As the U.S. dawdles over finalizing free-trade agreements with Colombia and other countries, Mexico is leveraging its vast array of free-trade pacts to take a bigger share of production not only from North America, but globally. Currently, their relationships are primarily with auto manufacturers, but should CEOs of other large producers be considering doing the same?
Toyota is said to be finalizing plans for its first passenger-car assembly plant in Mexico, which would end its status as the last major global car maker that doesn’t have such a presence in the country. General Motors has just announced that it will build its next-generation Chevrolet Cruze in Mexico, investing $350 million in its plant in Coahulla as part of a $5-billion investment in its Mexican plants. And BMW is the last of the major German automakers to announce a forthcoming plant in Mexico, which is to begin production in San Luis Potosi in 2019.
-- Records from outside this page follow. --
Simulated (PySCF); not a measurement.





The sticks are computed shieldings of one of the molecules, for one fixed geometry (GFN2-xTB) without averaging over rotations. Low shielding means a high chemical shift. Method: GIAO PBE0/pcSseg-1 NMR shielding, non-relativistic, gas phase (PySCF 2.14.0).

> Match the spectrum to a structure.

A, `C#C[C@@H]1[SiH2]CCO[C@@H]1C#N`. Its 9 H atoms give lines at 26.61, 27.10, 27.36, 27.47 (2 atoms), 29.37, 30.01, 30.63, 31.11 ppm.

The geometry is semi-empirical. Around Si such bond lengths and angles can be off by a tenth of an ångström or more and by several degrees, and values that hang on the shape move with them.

“Parts made in Mexico accounted for 34% of all auto components imported into the U.S. last year, while No. 2 supplier China only brought in 13%.”
Meanwhile, parts made in Mexico accounted for 34% of all auto components imported into the U.S. last year, while No. 2 supplier China only brought in 13% of such parts. Also, Mexican imports of car parts to the U.S. are up by 86% since 2008. The lessons these Mexican companies have learned—as well as the strength of their supply chain relationships—could certainly be of value to all manufacturers.
In addition, the labor-cost advantage in Mexico is becoming comparable to the manufacturing-cost edge in China, and Mexican workers’ have an increasing ability to meet the stringent quality demands of global automotive manufacturers. The biggest attraction of Mexico, however, is its unparalleled status as a beacon of free trade.
Audi, for instance, decided two years ago to construct a new plant to build its Audi Q5 in San Jose Chiapa, Mexico, as its source for the vehicle in worldwide markets beginning in 2016, winning out over Chattanooga, Tenn. next to the Volkswagen factory.
In the end, a major factor that tilted Audi executives in the direction of Mexico was the nation’s free-trade agreements with more than 40 different countries, Rupert Stadler, chairman of Audi AG told The Wall Street Journal. The lack of a duty tax on Q5s shipped abroad will shave several thousand dollars off the price of that vehicle compared with having an origin in the U.S., which lacks free-trade pacts with many more countries than Mexico.
Clearly, Mexico’s free trade agreement offer tremendous opportunity for companies both large and small. Particularly for products and parts being shipped to the United States, the savings in shipping alone over Asia is significant. As the American economy continues a gradual recovery, as Europe remains stagnant and China cools off, CEOs should take a closer look at the benefits of manufacturing in Mexico.